Discover more from Inane Consumption
I caved and bought Cyberpunk 2077, the notoriously buggy game that was taken off the PlayStation store in 2020 for being literally unplayable. It was a nice break from the only game I play anymore, Final Fantasy XIV which is notoriously not buggy and literally endlessly playable by thousands of adoring fans. Plus you can get a pink Chocobo, which is something you cannot get in Cyberpunk.
I had virtually no hopes for Cyberpunk, given the controversy it stirred when it was released. Which is probably the right position to take when playing yet another open-world game in 2022.
It’s fun to play and has some interesting parts to it. It’s also following the trend of big studio-produced games that give you “masculine” or “Feminine” options rather than the standard male/female divide. It also has openly trans characters in it, which I guess is nice if your primary form of inclusion starts and stops at just calling a character trans.
There are lots of problems with Cyberpunk’s main story. The biggest is that it’s incredibly boring and nonsensical. The general premise is that your character, known as V, is a hired mercenary charged with retrieving a new chip from one of the major corporations that control the futuristic world. The plan goes bad, your friend nearly dies, and to save the chip you lodge it straight into your brain which is perfectly fine until something happens and it’s not. Then you’re stuck with an aging rocker who looks (and is voiced by) Keanu Reeves, who hates your guts, and whose identity is writing over your brain and killing your body slowly.
A bunch of stuff happens next, none of which really matters, because the choice you’re left with at the end of the day is “do you want to die now or later” making the whole journey more or less pointless. If your next thoughts were, “I bet you at least take down the massive corporations controlling the society” no, you don’t really do that either. Society just ticks on like normal and your character learns (do they?) something about the world.

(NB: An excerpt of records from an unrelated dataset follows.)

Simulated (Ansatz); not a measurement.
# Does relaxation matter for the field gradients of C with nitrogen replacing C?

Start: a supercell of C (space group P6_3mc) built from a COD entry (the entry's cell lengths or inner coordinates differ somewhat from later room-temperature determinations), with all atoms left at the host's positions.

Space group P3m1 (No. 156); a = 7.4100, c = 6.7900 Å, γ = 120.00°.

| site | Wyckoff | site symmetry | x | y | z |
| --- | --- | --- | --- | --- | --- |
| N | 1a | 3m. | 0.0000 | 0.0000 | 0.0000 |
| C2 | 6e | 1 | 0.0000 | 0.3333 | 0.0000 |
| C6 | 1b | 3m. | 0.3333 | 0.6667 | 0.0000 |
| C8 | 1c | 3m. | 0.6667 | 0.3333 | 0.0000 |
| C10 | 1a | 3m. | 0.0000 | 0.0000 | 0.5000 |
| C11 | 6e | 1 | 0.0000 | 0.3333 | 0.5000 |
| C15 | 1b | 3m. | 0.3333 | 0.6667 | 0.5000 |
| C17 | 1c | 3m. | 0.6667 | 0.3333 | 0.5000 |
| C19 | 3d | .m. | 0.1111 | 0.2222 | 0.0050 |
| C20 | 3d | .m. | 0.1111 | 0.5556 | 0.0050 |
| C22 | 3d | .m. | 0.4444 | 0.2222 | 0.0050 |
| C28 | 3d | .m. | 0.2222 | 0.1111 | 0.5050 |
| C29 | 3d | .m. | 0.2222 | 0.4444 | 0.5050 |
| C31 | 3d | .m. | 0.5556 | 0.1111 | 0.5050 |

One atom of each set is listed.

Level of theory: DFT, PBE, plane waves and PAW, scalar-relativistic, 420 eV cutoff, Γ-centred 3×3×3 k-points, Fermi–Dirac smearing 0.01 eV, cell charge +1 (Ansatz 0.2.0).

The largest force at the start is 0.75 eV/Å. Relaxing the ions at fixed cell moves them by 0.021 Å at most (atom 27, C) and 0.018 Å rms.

Other major issues in no particular order:
You get exactly one male-male possible romance option who is of course an aging twink.
You can’t romance the one hot muscular romance option in the game if you’re male, because he’s heterosexual. Why? Who knows. All of his dialogue options are nearly identical whether you’re female or male, but if you’re male and try to kiss the guy you just spent days forming a close personal bond with, who invites you to dinner with his family and then to watch the stars while drinking beer from a water tower, he goes “Woah that’s not what I meant.”
The one hot male romance option is also a literal cop ¯\_(ツ)_/¯
So much Copaganda which is odd because cops are most definitely not the heroes in this game and pretty sure the punk aesthetic isn’t “anti-corporation but pro cops”
Johnny Silverhand doesn’t need to be in the game at all. His storyline feels connected because he’s in your head, but…like who fucking cares? You’re meant to feel some sort of kinship to him as he tried to blow up one of the corporations in the past (with a literal nuke??) but he doesn’t claim to do that for any other reason than he’s an angsty rocker who hates technology. That sort of misses the whole point about punk culture being a reaction to fascist politics.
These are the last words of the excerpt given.